Re: [RFC PATCH] fs: fsnotify: account fsnotify metadata to kmemcg

From: Amir Goldstein
Date: Sun Oct 22 2017 - 04:24:31 EST


On Sat, Oct 21, 2017 at 12:07 AM, Yang Shi <yang.s@xxxxxxxxxxxxxxx> wrote:
>
>
> On 10/19/17 8:14 PM, Amir Goldstein wrote:
>>
>> On Fri, Oct 20, 2017 at 12:20 AM, Yang Shi <yang.s@xxxxxxxxxxxxxxx> wrote:
>>>
>>> We observed some misbehaved user applications might consume significant
>>> amount of fsnotify slabs silently. It'd better to account those slabs in
>>> kmemcg so that we can get heads up before misbehaved applications use too
>>> much memory silently.
>>
>>
>> In what way do they misbehave? create a lot of marks? create a lot of
>> events?
>> Not reading events in their queue?
>
>
> It looks both a lot marks and events. I'm not sure if it is the latter case.
> If I knew more about the details of the behavior, I would elaborated more in
> the commit log.

If you are not sure, do not refer to user application as "misbehaved".
Is updatedb(8) a misbehaved application because it produces a lot of access
events?
It would be better if you provide the dry facts of your setup and slab counters
and say that you are missing information to analyse the distribution of slab
usage because of missing kmemcg accounting.


>
>> The latter case is more interesting:
>>
>> Process A is the one that asked to get the events.
>> Process B is the one that is generating the events and queuing them on
>> the queue that is owned by process A, who is also to blame if the queue
>> is not being read.
>
>
> I agree it is not fair to account the memory to the generator. But, afaik,
> accounting non-current memcg is not how memcg is designed and works. Please
> see the below for some details.
>
>>
>> So why should process B be held accountable for memory pressure
>> caused by, say, an FAN_UNLIMITED_QUEUE that process A created and
>> doesn't read from.
>>
>> Is it possible to get an explicit reference to the memcg's events cache
>> at fsnotify_group creation time, store it in the group struct and then
>> allocate
>> events from the event cache associated with the group (the listener)
>> rather
>> than the cache associated with the task generating the event?
>
>
> I don't think current memcg design can do this. Because kmem accounting
> happens at allocation (when calling kmem_cache_alloc) stage, and get the
> associated memcg from current task, so basically who does the allocation who
> get it accounted. If the producer is in the different memcg of consumer, it
> should be just accounted to the producer memcg, although the problem might
> be caused by the producer.
>
> However, afaik, both producer and consumer are typically in the same memcg.
> So, this might be not a big issue. But, I do admit such unfair accounting
> may happen.
>

That is a reasonable argument, but please make a comment on that fact in
commit message and above creation of events cache, so that it is clear that
event slab accounting is mostly heuristic.
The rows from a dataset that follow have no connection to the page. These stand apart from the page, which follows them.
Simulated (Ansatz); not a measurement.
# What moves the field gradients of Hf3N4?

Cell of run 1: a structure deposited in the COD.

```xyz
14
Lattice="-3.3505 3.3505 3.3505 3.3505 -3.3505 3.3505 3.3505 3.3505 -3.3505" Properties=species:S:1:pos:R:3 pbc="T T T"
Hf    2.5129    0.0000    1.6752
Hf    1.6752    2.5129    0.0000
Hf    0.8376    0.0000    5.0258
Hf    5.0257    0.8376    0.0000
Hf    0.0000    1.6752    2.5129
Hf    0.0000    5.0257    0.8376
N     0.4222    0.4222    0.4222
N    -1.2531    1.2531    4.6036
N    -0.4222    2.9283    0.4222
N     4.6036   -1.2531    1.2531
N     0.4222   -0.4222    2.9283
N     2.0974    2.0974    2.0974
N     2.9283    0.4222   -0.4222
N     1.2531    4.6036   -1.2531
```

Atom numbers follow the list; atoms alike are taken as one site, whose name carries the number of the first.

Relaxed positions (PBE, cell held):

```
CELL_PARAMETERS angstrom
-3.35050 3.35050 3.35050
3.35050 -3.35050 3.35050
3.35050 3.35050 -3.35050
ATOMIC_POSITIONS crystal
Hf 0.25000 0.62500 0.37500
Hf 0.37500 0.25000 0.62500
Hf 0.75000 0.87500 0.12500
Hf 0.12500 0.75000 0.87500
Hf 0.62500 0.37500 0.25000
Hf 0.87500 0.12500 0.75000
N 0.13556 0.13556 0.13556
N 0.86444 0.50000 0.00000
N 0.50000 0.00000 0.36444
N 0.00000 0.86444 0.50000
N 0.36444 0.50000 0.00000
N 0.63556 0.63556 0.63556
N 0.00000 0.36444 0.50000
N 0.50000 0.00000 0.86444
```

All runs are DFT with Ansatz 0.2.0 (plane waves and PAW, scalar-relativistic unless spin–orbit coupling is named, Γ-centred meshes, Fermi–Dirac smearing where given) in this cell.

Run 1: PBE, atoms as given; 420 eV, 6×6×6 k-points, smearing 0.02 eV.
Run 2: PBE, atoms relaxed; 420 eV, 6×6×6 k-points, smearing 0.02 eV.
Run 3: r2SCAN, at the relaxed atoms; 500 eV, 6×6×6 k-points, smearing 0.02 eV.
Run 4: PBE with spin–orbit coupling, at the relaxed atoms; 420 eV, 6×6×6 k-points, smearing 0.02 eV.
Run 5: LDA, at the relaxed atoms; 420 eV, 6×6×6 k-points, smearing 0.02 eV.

But I think there is another problem, not introduced by your change, but could
be amplified because of it - when a non-permission event allocation fails, the
event is silently dropped, AFAICT, with no indication to listener.
That seems like a bug to me, because there is a perfectly safe way to deal with
event allocation failure - queue the overflow event.

I am not going to be the one to determine if fixing this alleged bug is a
prerequisite for merging your patch, but I think enforcing memory limits on
event allocation could amplify that bug, so it should be fixed.

The upside is that with both your accounting fix and ENOMEM = overlflow
fix, it going to be easy to write a test that verifies both of them:
- Run a listener in memcg with limited kmem and unlimited (or very
large) event queue
- Produce events inside memcg without listener reading them
- Read event and expect an OVERFLOW event

This is a simple variant of LTP tests inotify05 and fanotify05.

I realize that is user application behavior change and that documentation
implies that an OVERFLOW event is not expected when using
FAN_UNLIMITED_QUEUE, but IMO no one will come shouting
if we stop silently dropping events, so it is better to fix this and update
documentation.

Attached a compile-tested patch to implement overflow on ENOMEM
Hope this helps to test your patch and then we can merge both, accompanied
with LTP tests for inotify and fanotify.

Amir.
From 112ecd54045f14aff2c42622fabb4ffab9f0d8ff Mon Sep 17 00:00:00 2001
From: Amir Goldstein <amir73il@xxxxxxxxx>
Date: Sun, 22 Oct 2017 11:13:10 +0300
Subject: [PATCH] fsnotify: queue an overflow event on failure to allocate
event

In low memory situations, non permissions events are silently dropped.
It is better to queue an OVERFLOW event in that case to let the listener
know about the lost event.

With this change, an application can now get an FAN_Q_OVERFLOW event,
even if it used flag FAN_UNLIMITED_QUEUE on fanotify_init().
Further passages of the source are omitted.